The main comparison metric shown in most plots is "regret", which is a model's excess prediction error, i.e., expected (cumulative) log loss, relative to the best possible prediction error given by an oracle (the data generator) that knows the emission probabilities in each step. A regret of zero thus does not mean no prediction error, but lowest theoretically achievable prediction error (with hidden knowledge).

Let the neural predictor with parameters $\theta$ be $\pi_\theta$. And let the data generator for sequences $x_{1:N}$ of length $N$ be a family of sources parameterized by $\tau$: $\xi(x_{1:N}\vert\tau)$. For instance, $\xi(\cdot \vert\tau)$ could be the family of coins with bias $\tau$. Given a distribution over $\tau$ (e.g., the uniform distribution), the data distribution is:  
$\xi(x) = \int \xi(x\vert \tau) p(\tau) d\tau$.

The expected log loss of the predictor over the data distribution is:  
$\mathcal{L}_\xi(\pi_\theta)=\mathbb{E}_{\xi} \left[ \sum_{i=1}^N - \log \pi_\theta(x_i \vert x_{<i}) \right]$.  
In practice, the expectation over $\xi$ is replaced with the average over a sample $\{x^{1}, \ldots, x^{D}\}$ with $x^{k}\sim \xi(\cdot \vert \tau^* \sim p(\tau))$, i.e., for each sequence first sample a value of $\tau$ and then sample the sequence from $\xi(\cdot \vert \tau)$.

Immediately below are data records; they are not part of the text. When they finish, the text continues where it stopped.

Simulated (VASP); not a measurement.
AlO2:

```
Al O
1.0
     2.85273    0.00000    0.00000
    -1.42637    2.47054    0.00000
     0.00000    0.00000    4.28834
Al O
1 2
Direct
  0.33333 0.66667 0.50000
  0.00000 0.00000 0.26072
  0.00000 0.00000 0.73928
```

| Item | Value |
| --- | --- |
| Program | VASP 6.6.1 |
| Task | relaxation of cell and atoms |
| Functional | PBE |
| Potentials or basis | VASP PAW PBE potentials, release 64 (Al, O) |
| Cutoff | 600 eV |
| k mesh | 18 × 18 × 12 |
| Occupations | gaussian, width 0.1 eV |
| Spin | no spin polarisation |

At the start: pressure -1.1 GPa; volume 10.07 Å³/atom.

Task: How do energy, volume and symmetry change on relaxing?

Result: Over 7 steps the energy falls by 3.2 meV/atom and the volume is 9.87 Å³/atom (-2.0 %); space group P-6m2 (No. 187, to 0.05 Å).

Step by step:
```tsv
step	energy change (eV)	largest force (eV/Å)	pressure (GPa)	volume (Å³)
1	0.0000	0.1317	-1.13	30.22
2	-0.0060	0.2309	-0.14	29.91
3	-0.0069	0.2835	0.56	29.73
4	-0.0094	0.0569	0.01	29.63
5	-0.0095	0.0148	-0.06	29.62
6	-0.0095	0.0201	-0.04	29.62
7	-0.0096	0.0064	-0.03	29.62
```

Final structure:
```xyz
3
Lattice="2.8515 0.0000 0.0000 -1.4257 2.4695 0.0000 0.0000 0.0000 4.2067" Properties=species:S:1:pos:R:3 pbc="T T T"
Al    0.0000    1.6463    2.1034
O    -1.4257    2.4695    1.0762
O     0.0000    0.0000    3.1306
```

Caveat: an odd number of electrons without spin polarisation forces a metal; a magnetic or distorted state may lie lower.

The cumulative regret of the predictor is its log loss relative to the best possible (oracle) prediction:  
$\mathcal{R}_\xi(\pi_\theta)=1/D \sum_{k=1}^D \left[ \sum_{i=1}^N -\log \pi_\theta(x^k_i \vert x^k_{<i}) + \log \xi(x^k_i \vert x^k_{<i}, \tau=\tau^*) \right]$,    
where the term in the inner sum is the instantaneous regret per time step, and $\tau^*$ is the ground-truth (coin bias) that is only known to the data generator.

Without additional oracle knowledge, zero regret is generally not achievable in this setting. Instead, the best possible achievable regret is given by the Bayes predictor for the data generator:  
$\pi_{\text{Bayes}}(x) = \int \xi(x\vert \tau)  p(\tau) d\tau = \xi(x)$.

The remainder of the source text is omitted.